The Five-Forces Analysis Framework
The book provides a framework for market analysis that looks at five aspects of a market and the implications of each for long term profitability in a market.
Use of this framework presumes an appropriate definition of the market in question. In considering exactly what to include in the market you're analyzing, any geographical borders and the scope of substitutes should be clearly and appropriately determined.
1. Internal rivalry
Internal rivalry refers to the level of competition between firms in an industry at both strategic and tactical levels. The aggressiveness of this competition helps determine the level of prices and profits.
This competition may be price competition (in which firms compete by offering lower prices than their competitors) or non-price competition (offering higher quality at the same price). Either form of competition can erode profits.
The capacity of either type of competition to erode profits is demonstrated quite effectively by the market for air travel in the U.S. Prior to deregulation, regulatory boards set prices well above marginal cost, only to see airlines reduce their profits by competing to provide the highest level of service possible given the high prices. Since deregulation, airlines have competed primarily by trying to offer the lowest prices on any route. However, in situations where firms choose both price and quality levels, drawing a fine line between the two types of competition is a bit artificial.
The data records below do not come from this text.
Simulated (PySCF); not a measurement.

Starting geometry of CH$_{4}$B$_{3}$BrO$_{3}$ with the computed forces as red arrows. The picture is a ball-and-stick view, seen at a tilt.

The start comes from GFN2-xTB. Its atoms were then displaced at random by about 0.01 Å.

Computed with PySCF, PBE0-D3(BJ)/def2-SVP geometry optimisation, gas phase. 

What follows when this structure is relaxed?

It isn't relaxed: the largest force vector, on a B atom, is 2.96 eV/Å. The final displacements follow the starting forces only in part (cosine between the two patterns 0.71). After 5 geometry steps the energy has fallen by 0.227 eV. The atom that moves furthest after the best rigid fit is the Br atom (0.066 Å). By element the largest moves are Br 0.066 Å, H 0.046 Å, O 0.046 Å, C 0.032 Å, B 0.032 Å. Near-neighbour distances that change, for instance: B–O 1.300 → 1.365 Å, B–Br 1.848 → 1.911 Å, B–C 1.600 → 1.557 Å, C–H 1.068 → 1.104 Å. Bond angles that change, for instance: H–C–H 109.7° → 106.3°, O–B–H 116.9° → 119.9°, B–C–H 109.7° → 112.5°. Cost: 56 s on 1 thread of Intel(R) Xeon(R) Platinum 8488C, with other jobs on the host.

The following factors generally reduce the potential for profitability in an industry. These are also factors that make collusion or a cooperative pricing arrangement more difficult to sustain.
1. Many sellers
2. Stagnant or declining demand
If an industry is declining, some firms will be pushed to the brink of bankruptcy, even if there are collusive agreements within the industry. Firms facing bankruptcy will have no incentive to continue cooperating and will cheat. Anticipating this cheating, other firms may defect first, causing agreements to break down far in advance of the threat of bankruptcy.
3. A wide range of cost functions
If firms face a wide range of costs, it will be more difficult for them to agree on what an appropriate (combined profit maximizing) price will be. Lower cost firms might want a lower price and greater quantity than higher cost firms would choose.
4. Excess capacity
Excess capacity makes it possible for firms to increase the quantity they supply very quickly. While this can make markets more competitive (because a price increase can be taken advantage of by any one firm), excess capacity can also be a weapon with which a firm can punish new entrants or other firms which produce too much or set prices too low. Depending on how it is used, excess capacity is a weapon that can either make a market more competitive or can be used to enforce a collusive agreement.
5. Homogeneous products
When products are homogeneous, firms may be very tempted to steal customers from each other by lowering prices. This is equivalent to a product being a commodity, or the type of product for which consumers are unconcerned about which seller they buy from. In an effort to keep this from happening, airlines have used frequent flyer programs to differentiate their products and make it costly for consumers to switch from one supplier to another, particularly when travelling for business.
6. Unobservable prices
When prices are unobservable, one firm can undercut its competitors without them knowing about it directly. This softens the threat of any retaliation.
7. Inflexible prices
Again, this reduces the ability of firms in an industry to punish one firm for cutting prices or producing too large a quantity.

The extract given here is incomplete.